P (Space and Planetary Sciences ) » P-EM Solar-Terrestrial Sciences, Space Electromagnetism & Space Environment

[P-EM11] Coupling Processes in the Atmosphere-Ionosphere System

Thu. Jun 3, 2021 1:45 PM - 3:15 PM Ch.05 (Zoom Room 05)

convener:Huixin Liu(Earth and Planetary Science Division, Kyushu University SERC, Kyushu University), Loren Chang(Institute of Space Science, National Central University), Yuichi Otsuka(Institute for Space-Earth Environmental Research, Nagoya University), Yue Deng(University of Texas at Arlington), Chairperson:Hiroyuki Nakata(Graduate School of Engineering, Chiba University), Hiroyo Ohya(Graduate School of Engineering, Chiba University)

1:45 PM - 2:00 PM

[PEM11-13] Study on variations in the D-region ionosphere after the 2015 Nepal earthquake using VLF/LF transmitter signals

*Tekkna Akashi1, Hiroyo Ohya1, Fuminori Tsuchiya2, Kenro Nozaki3, Hiroyuki Nakata1 (1.Chiba University , 2.Tohoku University , 3.The University of Electro-Communications)

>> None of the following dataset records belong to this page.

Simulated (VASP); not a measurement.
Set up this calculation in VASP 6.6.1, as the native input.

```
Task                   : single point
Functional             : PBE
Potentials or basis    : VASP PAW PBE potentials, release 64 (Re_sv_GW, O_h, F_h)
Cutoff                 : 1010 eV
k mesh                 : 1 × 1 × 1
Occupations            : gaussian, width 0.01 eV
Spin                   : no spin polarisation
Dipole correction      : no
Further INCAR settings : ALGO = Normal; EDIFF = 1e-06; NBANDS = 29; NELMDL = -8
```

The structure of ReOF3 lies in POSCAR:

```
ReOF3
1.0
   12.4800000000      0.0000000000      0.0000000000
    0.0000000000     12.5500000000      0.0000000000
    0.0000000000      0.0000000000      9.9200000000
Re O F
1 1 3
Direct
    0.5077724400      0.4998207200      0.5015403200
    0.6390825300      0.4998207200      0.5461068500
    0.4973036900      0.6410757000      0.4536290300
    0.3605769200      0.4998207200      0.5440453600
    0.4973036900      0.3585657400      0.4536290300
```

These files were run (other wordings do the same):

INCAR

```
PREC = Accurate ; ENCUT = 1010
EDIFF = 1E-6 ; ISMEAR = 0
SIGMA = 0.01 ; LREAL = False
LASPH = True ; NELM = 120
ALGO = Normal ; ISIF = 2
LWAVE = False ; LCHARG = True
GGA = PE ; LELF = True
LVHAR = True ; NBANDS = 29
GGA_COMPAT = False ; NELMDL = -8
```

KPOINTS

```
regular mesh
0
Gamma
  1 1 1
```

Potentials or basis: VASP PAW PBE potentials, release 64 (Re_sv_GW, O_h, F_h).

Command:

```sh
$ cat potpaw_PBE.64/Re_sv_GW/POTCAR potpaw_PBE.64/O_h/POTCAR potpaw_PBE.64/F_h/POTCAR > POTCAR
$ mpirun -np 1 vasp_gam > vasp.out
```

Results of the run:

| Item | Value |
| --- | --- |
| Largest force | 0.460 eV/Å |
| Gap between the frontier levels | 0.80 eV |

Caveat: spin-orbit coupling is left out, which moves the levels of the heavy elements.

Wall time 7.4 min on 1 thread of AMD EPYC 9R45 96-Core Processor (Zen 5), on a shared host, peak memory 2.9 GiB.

In the D-region ionosphere, oscillations of LF (low frequency, 30-300 kHz) transmitter signals with a period of 100 s were reported about five minutes after mainshock of the 2011 Tohoku earthquake [Ohya et al., JGR, 2018]. The reflection height of the LF waves was estimated to be 67 km at 05:46 UT on 11 March, 2011, and the LF oscillations were caused by acoustic waves excited by seismic Rayleigh waves based on simulation of neutral atmosphere. However, this is only one report for coseismic disturbances in the D-region ionosphere. In this study, we investigate the D-region ionospheric variations associated with the 2015 Nepal earthquake using VLF (very low frequency, 3-30 kHz)/LF transmitter signals that reflect in the D-region ionosphere. The mainshock of the Nepal earthquake (Mw 7.9) occurred at 06:11:26 UT on April 25, 2015. The propagation path was BPC (68.5 kHz, 34.63°N,115.83°E) - TKN (Takine, Fukushima, 37.34°N, 140.67°E). Intensity and phase were observed with a sampling time of 0.1 s. We compared between the VLF/LF transmitter signals and vertical velocity data of seismometers provided by IRIS (Incorporated Research Institutions for Seismology), USA. Based on wavelet analysis, a periodic component of about 100-300 s was seen in both the VLF/LF signals and seismic velocity at arrival time of acoustic waves excited by Rayleigh waves. The coherences between the VLF/LF variation and the seismic velocity were 0.91 and 0.85 for amplitude and phase, respectively, which were significant at the 95% confidence level. If the acoustic waves were excited at the midpoint of BPC-TKN propagation path by the Rayleigh waves that propagated horizontally from the epicenter, and propagate upward up to the D-region height 70 km, the propagation time from the ground to 70 km height would be 225 s.The propagation time of the Rayleigh wave calculated from seismograph data was 1057s, and the whole propagation time of the Rayleigh and acoustic waves was 1252 s (= 21 min and 22 s). The arrival time of the acoustic waves was in good agreement with the VLF/LF oscillations.Therefore, the acoustic waves excited by the Rayleigh waves caused the ionospheric variations. In this session, we will discuss this VLF/LF variations in more detail.